Parents bemoan decision to close funfair in ‘respect’ of deceased prince, reports Victoria Munro
Waltham Forest Council has denied asking a local funfair to close in mourning for Prince Philip after parents complained.
Lloyd Park Funfair was shut on the day of his funeral, Saturday 17th April, with a sign stating it had been asked to close by the council “out of respect for Prince Philip”.
A number of people questioned why the decision was made, arguing it would upset children and lose the funfair trade.
A council spokesperson told the Local Democracy Reporting Service that they “believe the sign was written in error” as the funfair made its own decision to close.
Katherine Connelly, one of a number of parents to question the closure, said she felt it was “deeply inappropriate” given how long children had gone without a day out.

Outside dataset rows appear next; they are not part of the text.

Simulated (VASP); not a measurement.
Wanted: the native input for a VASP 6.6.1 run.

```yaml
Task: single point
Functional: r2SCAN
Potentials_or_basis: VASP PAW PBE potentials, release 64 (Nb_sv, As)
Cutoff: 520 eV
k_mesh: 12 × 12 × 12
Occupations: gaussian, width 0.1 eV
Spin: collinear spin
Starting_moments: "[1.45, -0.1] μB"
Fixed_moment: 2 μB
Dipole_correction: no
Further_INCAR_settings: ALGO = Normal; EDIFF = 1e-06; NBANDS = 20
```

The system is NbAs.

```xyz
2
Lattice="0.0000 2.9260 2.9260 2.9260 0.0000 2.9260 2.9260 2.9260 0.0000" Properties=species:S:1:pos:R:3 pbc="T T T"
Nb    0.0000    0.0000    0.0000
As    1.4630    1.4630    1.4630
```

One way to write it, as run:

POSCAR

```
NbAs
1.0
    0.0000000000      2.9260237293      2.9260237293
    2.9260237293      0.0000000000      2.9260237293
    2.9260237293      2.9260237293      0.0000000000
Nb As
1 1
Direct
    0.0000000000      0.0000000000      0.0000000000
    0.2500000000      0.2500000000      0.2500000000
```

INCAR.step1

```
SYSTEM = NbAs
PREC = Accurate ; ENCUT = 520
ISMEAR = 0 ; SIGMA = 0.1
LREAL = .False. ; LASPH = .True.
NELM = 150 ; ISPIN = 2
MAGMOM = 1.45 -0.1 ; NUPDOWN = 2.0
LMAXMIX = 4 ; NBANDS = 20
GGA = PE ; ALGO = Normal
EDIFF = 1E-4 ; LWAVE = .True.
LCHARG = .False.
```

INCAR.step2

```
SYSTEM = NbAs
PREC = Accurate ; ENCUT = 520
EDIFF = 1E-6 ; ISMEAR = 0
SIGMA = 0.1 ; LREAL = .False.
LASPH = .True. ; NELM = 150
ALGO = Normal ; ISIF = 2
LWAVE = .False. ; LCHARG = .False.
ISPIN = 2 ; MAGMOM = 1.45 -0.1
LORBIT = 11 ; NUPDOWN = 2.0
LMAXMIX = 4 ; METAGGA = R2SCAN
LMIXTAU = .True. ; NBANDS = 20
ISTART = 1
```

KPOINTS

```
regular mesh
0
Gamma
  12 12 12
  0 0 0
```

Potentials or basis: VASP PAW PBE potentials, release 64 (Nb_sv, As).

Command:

She said: “To shut something that would have assisted kids who wanted to go out and have fun on a Saturday seemed to me quite mean-spirited.
“The lockdown most affected children without access to a garden, from the poorest families, and this purportedly being done for one of the most privileged people in society felt inappropriate.
“It seems excessive, I don’t know what point they were trying to make. Not everyone in this country supports the royal family or is a monarchist.”
Journalist Rosie Mullender also criticised the closure, tweeting: “I’m not sure Prince Philip was into making children cry and small funfairs lose trade on the first sunny Saturday after lockdown.”
While many funfairs around the country chose to shut down rides during the three-minute silence, a fair in Wakefield was also criticised after closing for two hours “as a mark of respect”.
As reported by the Wakefield Express, Tuckers Funfair saw large queues build up outside despite advertising the closure online and was forced to turn people away once it reopened.
A Waltham Forest Council spokesperson told the Local Democracy Reporting Service that the funfair’s decision to close was “ultimately up to the operator”.
They said: “We believe the sign was written in error. We were approached by the operator of the funfair who asked us if they should close for the funeral… as a mark of respect.
“While it was agreed in principle that it may be an appropriate gesture to this long-standing royal and to Her Majesty the Queen, we had no authority to ask or demand that the operator shut for the day.
“We are therefore at a loss as to why the sign says that we told them to do so and we would ask anyone objecting to it to take it up with the operator themselves.”
The Local Democracy Reporting Service was unable to reach the operator for comment.